Dheeraj Nagaraj (Massachusetts Institute of Technology)

Sep 24, 2021

Title and Abstract

Reverse Experience Replay: A Streaming Method to Learn with Dependent Data

Learning from a single trajectory of Markov processes is an important task with applications to system identification, time series analysis and reinforcement learning, where it is essential to learn on the go with streaming algorithms. With non-linear system identification and Q-learning in mind, we will first discuss why naively applying methods which work well for i.i.d. data can produce poor behavior in these settings by getting coupled to the underlying Markov process. We will then describe a novel modification called reverse experience replay (RER) – a rigorous form of experience replay (ER) – to efficiently unwind these spurious dependencies and obtain near optimal learning algorithms.

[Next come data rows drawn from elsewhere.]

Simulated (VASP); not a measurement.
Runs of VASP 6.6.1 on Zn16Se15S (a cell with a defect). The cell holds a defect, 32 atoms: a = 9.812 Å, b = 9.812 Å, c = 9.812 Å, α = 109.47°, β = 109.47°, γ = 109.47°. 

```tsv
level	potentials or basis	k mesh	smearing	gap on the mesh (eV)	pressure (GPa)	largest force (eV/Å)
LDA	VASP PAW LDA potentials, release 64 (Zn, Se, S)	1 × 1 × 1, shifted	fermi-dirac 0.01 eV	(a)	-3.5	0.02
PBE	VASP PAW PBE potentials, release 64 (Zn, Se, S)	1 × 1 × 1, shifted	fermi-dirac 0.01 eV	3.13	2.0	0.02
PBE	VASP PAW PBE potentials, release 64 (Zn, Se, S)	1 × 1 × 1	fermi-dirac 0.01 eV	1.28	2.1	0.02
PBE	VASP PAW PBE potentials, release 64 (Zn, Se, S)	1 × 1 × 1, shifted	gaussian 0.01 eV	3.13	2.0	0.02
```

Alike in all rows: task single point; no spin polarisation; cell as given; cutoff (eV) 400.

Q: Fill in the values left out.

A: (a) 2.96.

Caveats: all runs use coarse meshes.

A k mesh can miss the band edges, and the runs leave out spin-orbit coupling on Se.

In the second part of the talk, we will concentrate on the application to Q-learning, which is known to suffer from poor convergence properties even in simple cases but is widely used in practice. Incorporating the practically used heuristic called online target learning (OTL) and RER with Q-learning, we obtain novel variants with better convergence properties. These variants, unlike vanilla Q learning, globally converge with linear function approximation (under inherent Bellman error conditions) and some are near minimax optimal in the tabular setting.

Bio

Dheeraj Nagaraj is a sixth year graduate student at Lab for Information and Decision Systems (MIT), advised by Prof. Guy Bresler. His research focuses on various topics in theoretical machine learning, including stochastic optimization, applied probability, reinforcement learning and neural networks.